Almost 1,200 gay and lesbian couples were issued marriage licenses in Florida’s 20 most-populous counties during the first two days a ban on same-sex marriage was lifted, according to a survey of clerks’ of court by The Associated Press.
The clerks had issued 1,175 licenses to same-sex couples as of Tuesday evening in the state’s largest counties making up more than three-quarters of Florida’s population.
In many counties, the number of same-sex marriage licenses issued Tuesday was triple, even quadruple, the number of marriage licenses issued on a typical day.
In Orange County, home to Orlando, for example, 164 licenses to same-sex couples alone were issued Tuesday when 40 marriage licenses are granted on a typical day. The number of gays and lesbians getting married is testament to how much times have changed, said Ken Wright, 68, who married his partner of four decades, 71-year-old Jim Browne, during a ceremony with more than 40 other couples outside Orlando’s City Hall on Tuesday.
“You would never say the word gay when we were growing up. You had to whisper it,” Wright said.
In Miami-Dade County, 101 marriage licenses were granted to same-sex couples on Monday and Tuesday. On a typical day, the clerk’s office issues 50 to 70 licenses.
“That was the big bang,” said Roberto Roboso, manager of the marriage license bureau in the Miami-Dade clerk’s office.
U.S. District Judge Robert L. Hinkle’s ruling that Florida’s same-sex marriage ban is unconstitutional took effect in all 67 counties early Tuesday. However, a Miami judge found no need to wait for the ban to expire and said marriage licenses could be issued to same-sex couples in Miami-Dade County Monday afternoon.
The 20 counties included in the AP survey make up more than three-quarters of Florida’s population. They were Miami-Dade, Broward, Palm Beach, Hillsborough, Orange, Pinellas, Duval, Lee, Polk, Brevard, Volusia, Pasco, Seminole, Sarasota, Marion, Manatee, Collier, Lake, Escambia and St. Lucie counties.
Broward County in the Fort Lauderdale area led the state with 184 licenses issued to same-sex couples.

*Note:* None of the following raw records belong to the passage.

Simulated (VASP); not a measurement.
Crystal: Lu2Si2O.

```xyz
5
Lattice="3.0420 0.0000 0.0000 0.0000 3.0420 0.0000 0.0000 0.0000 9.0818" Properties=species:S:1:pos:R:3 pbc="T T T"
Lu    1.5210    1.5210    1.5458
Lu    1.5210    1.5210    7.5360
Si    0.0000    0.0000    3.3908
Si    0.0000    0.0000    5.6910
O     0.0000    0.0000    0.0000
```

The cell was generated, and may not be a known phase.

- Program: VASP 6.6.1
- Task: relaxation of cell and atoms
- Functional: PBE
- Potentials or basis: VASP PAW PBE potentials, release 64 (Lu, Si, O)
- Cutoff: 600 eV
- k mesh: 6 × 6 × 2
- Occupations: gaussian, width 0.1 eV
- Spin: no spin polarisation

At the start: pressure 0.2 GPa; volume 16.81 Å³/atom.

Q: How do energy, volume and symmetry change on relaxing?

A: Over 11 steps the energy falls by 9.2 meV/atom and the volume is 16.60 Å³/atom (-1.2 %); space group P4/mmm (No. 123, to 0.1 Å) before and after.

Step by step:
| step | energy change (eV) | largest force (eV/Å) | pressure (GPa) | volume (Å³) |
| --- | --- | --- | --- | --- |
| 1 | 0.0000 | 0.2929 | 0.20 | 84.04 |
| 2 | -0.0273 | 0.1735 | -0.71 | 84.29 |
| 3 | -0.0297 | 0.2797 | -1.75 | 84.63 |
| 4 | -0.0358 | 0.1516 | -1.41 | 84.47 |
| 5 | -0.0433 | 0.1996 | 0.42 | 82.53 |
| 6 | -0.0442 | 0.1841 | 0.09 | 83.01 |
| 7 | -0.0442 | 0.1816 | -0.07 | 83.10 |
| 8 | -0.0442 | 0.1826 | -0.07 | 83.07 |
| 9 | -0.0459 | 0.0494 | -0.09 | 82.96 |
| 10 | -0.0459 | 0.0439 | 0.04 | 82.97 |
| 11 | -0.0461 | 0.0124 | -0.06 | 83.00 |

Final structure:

Several clerks said the number of marriage licenses issued will return to normal levels soon, although they expect a bump up on Friday. That’s when a three-day waiting period from the end of the ban is up for couples who didn’t take a premarital course.
“It will start to dwindle,” said Cathy Kellerman, court operations manager for Broward County’s clerk. “It’s still a little busy but … it will slowly become not-so-new and become our normal, everyday business.”